No spacecraft, so big, relies on a single communication unit. All of them have, beside high frequency high gain antenna, UHF or VHF systems all the time.
It simply does not make sense to send the spaceship just with an active X band antenna and later using it to activate the UHF module, the backup, which is slow but much more reliable than a dish antenna, because it can communicate in any condition and at any orientation.
Mars Rovers have also UHF modules and this is the emergency antenna. In the first moments on the surface it is this antenna that send and receives data not the high gain one.

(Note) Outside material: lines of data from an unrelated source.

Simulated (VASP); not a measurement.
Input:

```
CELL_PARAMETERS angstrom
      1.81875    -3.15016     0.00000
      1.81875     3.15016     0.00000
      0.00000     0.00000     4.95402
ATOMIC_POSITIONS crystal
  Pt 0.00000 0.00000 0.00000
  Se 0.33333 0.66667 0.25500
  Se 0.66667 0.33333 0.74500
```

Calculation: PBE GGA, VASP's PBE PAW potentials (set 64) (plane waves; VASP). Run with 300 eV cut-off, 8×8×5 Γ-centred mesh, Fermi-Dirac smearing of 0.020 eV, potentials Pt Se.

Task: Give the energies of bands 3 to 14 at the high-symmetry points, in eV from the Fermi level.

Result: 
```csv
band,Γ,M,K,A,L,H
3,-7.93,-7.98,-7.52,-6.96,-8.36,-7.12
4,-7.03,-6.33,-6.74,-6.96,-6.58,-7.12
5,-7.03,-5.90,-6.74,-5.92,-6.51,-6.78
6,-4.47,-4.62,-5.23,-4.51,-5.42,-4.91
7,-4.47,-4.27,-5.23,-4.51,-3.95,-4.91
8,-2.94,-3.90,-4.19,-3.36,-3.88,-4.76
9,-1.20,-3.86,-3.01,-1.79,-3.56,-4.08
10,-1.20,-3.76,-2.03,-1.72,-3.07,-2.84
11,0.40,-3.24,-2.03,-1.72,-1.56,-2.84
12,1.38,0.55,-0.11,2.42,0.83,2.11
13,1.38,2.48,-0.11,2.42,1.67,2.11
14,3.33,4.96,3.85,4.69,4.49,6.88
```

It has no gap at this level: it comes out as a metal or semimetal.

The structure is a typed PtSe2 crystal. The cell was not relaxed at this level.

"each rover carries 3 much smaller antennas — one that can move in different directions called the high gain antenna, and two others that are fixed — the low gain and Ultra High Frequency (UHF) antennas. When a rover uses the high gain antenna to speak directly with Earth, it is important that Earth be in view of the rover. That's because this type of communication is a direct shot to Earth, so Earth must be above the martian horizon. The high gain antenna must also be in the correct position. It can spin around so that the entire rover doesn't have to waste energy twisting and turning to get in the right orientation to face Earth. However, in the first few hours of the mission, before the high gain antenna is up and running, the low gain (low-bandwidth) antenna is put into action. Again, Earth must be above the martian horizon as the low gain is also a direct-to-Earth communicator. But the low gain antenna does not have to be pointed at the Earth. Its signal is sent out in all directions at once. We say it’s “omnidirectional”.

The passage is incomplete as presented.